A/B Testing to Optimize Click Through Rate

Marketers often test variations of subject lines in order to optimize click through rate (CTR). Many factors other than the subject line, however, impact the metric. For example, the time of day, the day of week, audience segment, and other factors could all impact CTR.

Using Daggy, we can easily get measure how much the specific subject line drove CTR as well as how it the subject line performed under various cuts of the data.

Data

We have the following data:

Data Point	Description
Subject Line	Two variants: A and B, randomly assigned throughout the day and across segments
Audience Segment	Three segments
Day of Week	-
Device	Tablet, desktop, mobile
Time of Day	Morning, evening, afternoon, night
Opened	Whether the user opened the email
Clicked	Whether the user followed the link in the email

We care about measuring the impact of the Subject Line on CTR. CTR is defined as if the user clicked the link given that they opened the email, since they couldn't click the link if they didn't open the email.

Building a Model

We can start with a simple model that just looks at the subject line on the click through rate.

DAG1

We named this model subject-opened-subject-clicked and trained it. After training completed, we can see the following metrics on a randomly held out version piece of our dataset. These are roughly what we would expect to see if we used this particular model in the future to predict click through rate.

DAG1Metrics

Notice the row of zeros where class equals 1. This suggests that the model predicted a CTR of 0 for every row in the data. This is unsurprising due to CTR being so low -- only people only clicked on the links on 36 of the two thousand emails originally sent.

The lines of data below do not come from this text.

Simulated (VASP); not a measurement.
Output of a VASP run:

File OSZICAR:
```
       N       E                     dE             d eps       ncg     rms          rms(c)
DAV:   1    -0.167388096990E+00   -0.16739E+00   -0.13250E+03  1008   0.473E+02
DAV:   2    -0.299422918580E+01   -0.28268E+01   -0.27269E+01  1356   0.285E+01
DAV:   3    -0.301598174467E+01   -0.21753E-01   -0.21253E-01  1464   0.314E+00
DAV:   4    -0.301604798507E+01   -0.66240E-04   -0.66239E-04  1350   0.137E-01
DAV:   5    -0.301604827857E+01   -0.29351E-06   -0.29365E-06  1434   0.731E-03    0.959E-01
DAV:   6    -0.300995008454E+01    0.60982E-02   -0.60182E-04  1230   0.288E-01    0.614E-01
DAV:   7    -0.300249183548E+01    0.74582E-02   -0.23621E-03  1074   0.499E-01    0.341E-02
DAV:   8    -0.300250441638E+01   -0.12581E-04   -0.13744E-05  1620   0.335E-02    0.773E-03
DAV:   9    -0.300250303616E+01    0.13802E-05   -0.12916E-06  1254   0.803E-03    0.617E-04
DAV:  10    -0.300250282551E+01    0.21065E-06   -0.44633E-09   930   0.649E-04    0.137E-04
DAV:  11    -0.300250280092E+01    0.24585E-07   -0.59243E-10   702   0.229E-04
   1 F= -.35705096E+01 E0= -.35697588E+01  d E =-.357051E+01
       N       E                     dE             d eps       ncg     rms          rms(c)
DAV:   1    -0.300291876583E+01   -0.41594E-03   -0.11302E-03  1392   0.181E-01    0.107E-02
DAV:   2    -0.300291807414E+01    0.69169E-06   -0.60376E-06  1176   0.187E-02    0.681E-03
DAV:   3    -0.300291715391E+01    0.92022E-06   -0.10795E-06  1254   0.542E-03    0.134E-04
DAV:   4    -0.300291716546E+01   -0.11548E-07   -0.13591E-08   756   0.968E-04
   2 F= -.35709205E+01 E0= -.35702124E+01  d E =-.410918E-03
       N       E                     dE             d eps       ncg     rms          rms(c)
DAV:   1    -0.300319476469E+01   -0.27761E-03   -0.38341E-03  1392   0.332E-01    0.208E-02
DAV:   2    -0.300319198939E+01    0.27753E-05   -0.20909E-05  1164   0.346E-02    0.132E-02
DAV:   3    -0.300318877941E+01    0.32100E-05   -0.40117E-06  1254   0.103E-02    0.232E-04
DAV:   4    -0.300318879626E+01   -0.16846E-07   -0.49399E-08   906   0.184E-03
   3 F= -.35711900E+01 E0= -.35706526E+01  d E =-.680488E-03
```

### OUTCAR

We could include our out of sample prediction by adjusting for all of the other variables -- doing this gets our Macro F1 to 0.76 -- but since we know the subject line was randomly assigned, we will still be able to estimate the causal impact of subject line A compared to subject line B.

Measuring Impact

We then scroll down and set the target class, clicked, to equal 1. Since CTR is clicked conditional on opened we also set opened to equal 1 in both the before and after scenarios. Finally, to measure the impact of the two subject lines, we set From to A and To to B. For concreteness, the image below shows these settings in the UI.

SetScenario

We can now click Submit Scenario to estimate the impact of each subject line. After running this we will get results of the scenario as well as plots.

ScenarioResultsMetrics

These metrics show that the new scenario, which used subject line B had a 48.15 percent relative lift over the scenario that used subject line A. The mean probability a user would click after opening an email with subject line A was 0.054, while that probability jumped to 0.08 for subject line B. The difference is the ATE, which is 0.026. By looking at the difference in these scenarios, we can see that the lower and upper values in the 95 percent confidence interval are on the same side of zero, which means this result is statistically signficant at the 95 percent threshold.

We can look at the distributions in the two plots below.

The first plot shows the probability distributions of the CTR under Subject Line A (Previous Scenario) and Subject Line B (New Scenario). We can see that the new scenario is mostly greater than the old scenario, but not always. The peaks of these distributions are equal to the mean probabilities in the results above.

ScenarioPlotInd

The plot below shows the difference between these two scenarios above. We can see that most of the density -- just over 97.5 percent of it -- is greater than 0. The 95 percent confidence intervals above are taken from this distribution.

ScenarioPlotDiff

Conclusion

Overall, the analysis above shows that Subject Line B is much more effective than Subject Line A. The relative lift from A to B is 48.5 percent, which is very large. Not only are these meaningful for the business but they are also statistically significant. The data here strongly suggest we should use Subject Line B.